How to Find Drive Error in RAID Behind LSI RAID Card

Question: How can I see if the drives behind the hardware raid card using LSI has any reported error or not?

Solution

First, to find out if your drive raid arrays are optimal or not, you may run the following command:

[root@bd4 ~]# /opt/MegaRAID/MegaCli/MegaCli64 -LDInfo -Lall -aAll


Adapter 0 -- Virtual Drive Information:
Virtual Drive: 0 (Target Id: 0)
Name                :dr1
RAID Level          : Primary-1, Secondary-0, RAID Level Qualifier-0
Size                : 931.0 GB
Sector Size         : 512
Mirror Data         : 931.0 GB
State               : Optimal
Strip Size          : 64 KB
Number Of Drives    : 2
Span Depth          : 1
Default Cache Policy: WriteThrough, ReadAheadNone, Direct, No Write Cache if Bad BBU
Current Cache Policy: WriteThrough, ReadAheadNone, Direct, No Write Cache if Bad BBU
Default Access Policy: Read/Write
Current Access Policy: Read/Write
Disk Cache Policy   : Enabled
Encryption Type     : None
Default Power Savings Policy: Controller Defined
Current Power Savings Policy: None
Can spin up in 1 minute: No
LD has drives that support T10 power conditions: No
LD's IO profile supports MAX power savings with cached writes: No
Bad Blocks Exist: No
Is VD Cached: No


Virtual Drive: 1 (Target Id: 1)
Name                :
RAID Level          : Primary-1, Secondary-0, RAID Level Qualifier-0
Size                : 465.25 GB
Sector Size         : 512
Mirror Data         : 465.25 GB
State               : Optimal
Strip Size          : 64 KB
Number Of Drives    : 2
Span Depth          : 1
Default Cache Policy: WriteThrough, ReadAheadNone, Direct, No Write Cache if Bad BBU
Current Cache Policy: WriteThrough, ReadAheadNone, Direct, No Write Cache if Bad BBU
Default Access Policy: Read/Write
Current Access Policy: Read/Write
Disk Cache Policy   : Enabled
Encryption Type     : None
Default Power Savings Policy: Controller Defined
Current Power Savings Policy: None
Can spin up in 1 minute: Yes
LD has drives that support T10 power conditions: No
LD's IO profile supports MAX power savings with cached writes: No
Bad Blocks Exist: No
Is VD Cached: No



Exit Code: 0x00

This shall result in a key called ‘State’, which would say ‘Optimal’ if the raid is healthy. Although, it is possible that your drives have reported a few errors which might indicate a potential drive failure, which hasn’t been picked up by the RAID state yet. These errors are available under the following command:

/opt/MegaRAID/MegaCli/MegaCli64 pdlist a0

The above command lists the drive details. There are 3 error/failure counts, which are important to notice are ‘Media Error Count’, ‘Other Error Count’, and ‘Predictive Failure Count’. If you are seeing the number is changing quickly a few sets of times, then you should look at the drive status closely, as it seems to be producing a hardware failure soon. I have seen several times in my life, that the raid state saying it is ‘Optimal’, but the Media error was reported, soon after, we found the drive was actually failing.

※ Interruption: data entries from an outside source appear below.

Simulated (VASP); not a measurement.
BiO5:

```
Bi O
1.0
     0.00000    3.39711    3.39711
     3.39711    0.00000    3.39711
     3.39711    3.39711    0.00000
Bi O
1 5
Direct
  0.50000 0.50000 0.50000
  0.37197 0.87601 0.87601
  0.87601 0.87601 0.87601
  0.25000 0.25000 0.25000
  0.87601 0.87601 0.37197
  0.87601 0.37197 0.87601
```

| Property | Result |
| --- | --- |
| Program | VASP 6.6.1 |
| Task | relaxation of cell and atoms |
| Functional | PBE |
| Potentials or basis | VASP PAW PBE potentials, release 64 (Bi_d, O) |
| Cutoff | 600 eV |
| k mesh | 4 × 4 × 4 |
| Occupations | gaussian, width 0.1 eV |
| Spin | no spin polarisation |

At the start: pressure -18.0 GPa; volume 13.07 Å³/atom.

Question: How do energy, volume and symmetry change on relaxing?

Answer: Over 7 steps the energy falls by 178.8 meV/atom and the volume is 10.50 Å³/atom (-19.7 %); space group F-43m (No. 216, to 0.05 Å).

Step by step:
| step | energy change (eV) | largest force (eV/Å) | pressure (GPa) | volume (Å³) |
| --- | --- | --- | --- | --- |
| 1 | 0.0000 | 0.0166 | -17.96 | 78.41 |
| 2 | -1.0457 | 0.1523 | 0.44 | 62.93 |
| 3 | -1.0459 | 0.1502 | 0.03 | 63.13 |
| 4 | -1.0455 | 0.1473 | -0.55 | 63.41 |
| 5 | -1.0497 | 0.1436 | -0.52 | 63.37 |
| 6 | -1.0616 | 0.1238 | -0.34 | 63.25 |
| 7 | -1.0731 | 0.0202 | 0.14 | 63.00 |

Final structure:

To find out error counts in one go, you may use the following:

[root@bd4 ~]# /opt/MegaRAID/MegaCli/MegaCli64 pdlist a0 | grep -i "Predictive Failure Count" -B 6
Enclosure position: 1
Device Id: 2
WWN: 5000c5002834a246
Sequence Number: 2
Media Error Count: 0
Other Error Count: 0
Predictive Failure Count: 0
--
Enclosure position: 1
Device Id: 3
WWN: 5000c500461c9ec6
Sequence Number: 2
Media Error Count: 0
Other Error Count: 0
Predictive Failure Count: 0
--
Enclosure position: N/A
Device Id: 0
WWN: 4154412020202020
Sequence Number: 2
Media Error Count: 0
Other Error Count: 0
Predictive Failure Count: 0
--
Enclosure position: N/A
Device Id: 1
WWN: 4154412020202020
Sequence Number: 2
Media Error Count: 0
Other Error Count: 0
Predictive Failure Count: 0

Look at the count sections it has returned. Hope this helps.